By: Laurie F. Masotto, Esq. (originally published Spring 1996)
Mr. Marcus Jones, an angry homeowner storms into the Board of Directors meeting for your Association. “I WANT YOU TO DO SOMETHING ABOUT MY NEIGHBOR! He is sawing and hammering all day long in his garage, and he has delivery trucks coming and going to pick up and deliver his wooden “creations”. My neighbor has two sidekick employees working for him, who park their jalopies in front of my house every day! He has tried to sell me “junk” such as a table made out of logs, and has told me he is making “big bucks” by not having to pay for office space!”
The Association’s CC&Rs prohibit businesses to be operated from the residences.
In an era where more homeowners are electing to work from their home, the question presented by this scenario is one which is not uncommon. To determine whether the operation of this type of business or other businesses violates an association’s governing documents and whether the provision is enforceable, the Board, together with legal counsel, should consider the following:
I. Is The Activity A Business?
The Board should attempt to verify that a business is in fact being operated from the residence. Some homeowners who engage in certain hobbies may be exempt from “business” restrictions, provided that they do not unreasonably interfere with other owners’ quiet enjoyment of their property.
II. Intent Of The Restriction
A court will look to the language of the restriction to determine what the original drafter intended with respect to a business. For instance, the documents may contain an outright prohibition with no exceptions, such as “residential use only”, or “no business, trade or commerce is permitted within the project”. Restrictions similar to this one have been held to prohibit the operation of a beauty salon and law office from a residence, and use of residential property for commercial logging. See, Biagini v. Hyde (1970) 3 Cal. App. 3d 877, 83 Cal. Rptr. 873; Greater Middletown Association v. Holmes Lumber Co. (1990) 222 Cal. App. 3d 980. Other CC&Rs may allow certain types of businesses provided they meet certain requirements, i.e. no increase in traffic, no unreasonable noise, no employees located at the residence.
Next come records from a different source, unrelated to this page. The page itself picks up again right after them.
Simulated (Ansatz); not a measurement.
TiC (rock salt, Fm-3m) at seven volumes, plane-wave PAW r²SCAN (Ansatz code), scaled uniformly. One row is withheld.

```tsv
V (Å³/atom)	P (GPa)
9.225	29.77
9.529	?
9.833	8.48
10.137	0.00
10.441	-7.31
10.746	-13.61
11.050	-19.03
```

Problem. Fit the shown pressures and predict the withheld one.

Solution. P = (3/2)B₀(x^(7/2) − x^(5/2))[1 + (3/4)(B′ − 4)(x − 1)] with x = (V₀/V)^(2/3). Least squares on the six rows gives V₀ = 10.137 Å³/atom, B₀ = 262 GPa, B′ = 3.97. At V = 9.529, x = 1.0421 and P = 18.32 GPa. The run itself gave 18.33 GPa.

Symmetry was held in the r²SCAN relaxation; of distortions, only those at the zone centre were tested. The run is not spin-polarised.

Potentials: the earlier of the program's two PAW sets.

If no restriction on commercial use is contained in the governing documents, the association should look to local zoning/municipal ordinances to determine which businesses, if any, are permitted within a residence.
III. Impact On Residential Character/Other Owners’ Enjoyment
The mere fact that a restriction prohibits a business will generally not alone provide sufficient grounds on which a court will enjoin its operation. The Association will be required to show that the operation of the business materially interferes with and will cause irreparable harm to the residential character of the community, and that monetary compensation for this violation is an inadequate remedy and that such sum is indeterminable.
Where the business activity constitutes a nuisance, i.e. unreasonable noise, smell, or increased traffic so as to unreasonably interfere with other owner’s enjoyment of the property, a court may be more inclined to issue an injunction. For instance, in the Greater Middletown case, the court alluded to the visual and noise impact of the commercial business which the association was attempting to enjoin. In the Biagini case, the court found that the beauty salon, which involved up to six customers per day travelling to and from the residence, was detrimental and appreciably detracted from the residential character of the neighborhood.
In the above scenario, a court may find that this use detrimentally impacts the residential character of the community, since the business is visible and can be heard from other properties within the project, i.e. significant noise, an increase in traffic and congestion due to employees and delivery trucks travelling to and from the residence, and loading and unloading in the driveway. However, in the case of a home office, for instance, where a person uses a computer and facsimile machine, makes telephone calls, has no employees and has no clients or vendors coming to the residence, except on an infrequent basis, this type of business would generally be deemed acceptable. Likewise, there are some types of businesses, such as day care and the operation of a residential care facility for elderly persons, for which the California Legislature has expressly determined is allowed, regardless of the Association’s governing documents.
IV. Reasonableness Of The Restriction
An Association can no longer assume that the prohibition of a business is automatic merely because the governing documents so provide. The Association must evaluate each situation on a case- by-case basis.